The Macro Outlook: A Divided FOMC and the US Labor Market
The key events shaping the w/c 3 November 2025: US labor market data for Oct, RBA & BoE meetings, PMIs for Oct.
Recap from last week: Review of FOMC, BoC, ECB, and BoJ Decisions
While last week’s central bank decisions played out mostly as expected, the FOMC decision was the highlight. It introduced a notable shift in guidance for Dec and revealed an FOMC divided on the outlook. The Australian Q3 CPI was much higher than expected, with implications for the RBA meeting this week. Finally, the meeting and agreement between US President Trump and Chinese President Xi provided a more constructive geopolitical backdrop for now.
FOMC: Shifts Guidance for Dec
The FOMC cut by 25bps last week, with the decision remaining in the realm of a ‘risk management’ cut, given the rising downside risks to the labor market noted at the Sept meeting. The Fed also announced the end of QT next month. The Fed Chair continued to emphasize the challenging situation of “no risk-free path” as the Committee navigates the tension between its employment and inflation goals.

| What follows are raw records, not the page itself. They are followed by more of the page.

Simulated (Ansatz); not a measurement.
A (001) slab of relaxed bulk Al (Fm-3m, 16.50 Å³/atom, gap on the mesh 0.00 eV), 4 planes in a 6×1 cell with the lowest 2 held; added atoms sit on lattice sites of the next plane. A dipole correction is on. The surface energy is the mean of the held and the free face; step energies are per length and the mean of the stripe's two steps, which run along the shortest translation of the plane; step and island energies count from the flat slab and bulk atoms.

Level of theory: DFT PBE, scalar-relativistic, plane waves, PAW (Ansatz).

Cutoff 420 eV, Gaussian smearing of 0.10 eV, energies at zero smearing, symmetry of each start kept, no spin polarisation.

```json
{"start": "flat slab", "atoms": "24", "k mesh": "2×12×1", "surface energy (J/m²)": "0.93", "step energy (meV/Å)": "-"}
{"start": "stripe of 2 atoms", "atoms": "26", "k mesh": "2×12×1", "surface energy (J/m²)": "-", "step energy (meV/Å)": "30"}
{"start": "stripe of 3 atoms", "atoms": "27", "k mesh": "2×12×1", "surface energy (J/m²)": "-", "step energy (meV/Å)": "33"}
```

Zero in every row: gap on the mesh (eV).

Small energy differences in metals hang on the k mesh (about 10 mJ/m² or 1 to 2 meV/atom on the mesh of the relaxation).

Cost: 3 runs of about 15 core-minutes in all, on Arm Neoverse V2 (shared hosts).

The key feature of this decision, however, was the division among Committee members. Firstly, the decision to cut was not unanimous, drawing two notable dissents – one member (Schmid) preferred no change at this meeting, while another (Miran) argued for a deeper 50bps cut. Secondly, according to Powell, “there were strongly differing views about how to proceed in Dec”, which led to a distinct shift in forward guidance. While markets had priced in a follow-up rate cut in Dec, Chair Powell explicitly countered that expectation:
“A further reduction in the policy rate at the December meeting is not a forgone conclusion—far from it.” – US Fed Chair Powell, Press Conference, 29 Oct 2025
This shift in guidance appeared to be more than just an attempt to maximize optionality for the Dec meeting. Rather, it reflected the range of views that leaned against the expectation for a continued rate cut in Dec. During the press conference, Powell outlined some of these arguments, including tentative signs that labor market conditions may be stabilizing, as well as members noting “stronger economic activity”. Given inflation is still above target, Powell noted that while the “reasonable base case” assumes tariffs will cause a one-off shift in the price level, many on the board are not simply assuming that will be the case. He also cited lingering data uncertainty stemming from the government shutdown as a reason to pause: “What do you do in a fog? You slow down.” Finally, an argument for slowing down the cadence of easing emerged, noting that the policy rate was 150bps closer to neutral than a year ago:
“And so there’s a growing chorus now of feeling like maybe this is where we should at least wait a cycle, something like that. That’s what it is.”- US Fed Chair Powell, Press Conference, 29 Oct 2025
The post-meeting commentary underscored the committee’s division. Several members outlined their differing views; Schmid (dissent), Logan, and Hammack preferred a hold; Waller still supports a cut in Dec; and Miran (dissent) likely still supports a 50bps cut in Dec. There are more speakers scheduled this week. Overall, the outcome of the Dec meeting will largely be determined by how the data and momentum, especially for the labor market, evolve over the next few weeks. Assessing this momentum remains challenging given the continued lack of official government data. This week, we will continue to rely on private sector reports, instead of the official government data, to assess the US labor market momentum in Oct.
The BoC Signals a Pause
The BoC cut rates at this meeting as expected, based on ongoing weakness in the economy, while inflation pressures remained ‘contained’. The BoC signalled a possible pause, though, with the Governing Council noting that “the current policy rate [is] at about the right level to keep inflation close to 2% while helping the economy through this period of structural adjustment”. The BoC noted that the current economic weakness wasn’t just cyclical, but that trade and tariff changes were leading to a structural adjustment in the Canadian economy.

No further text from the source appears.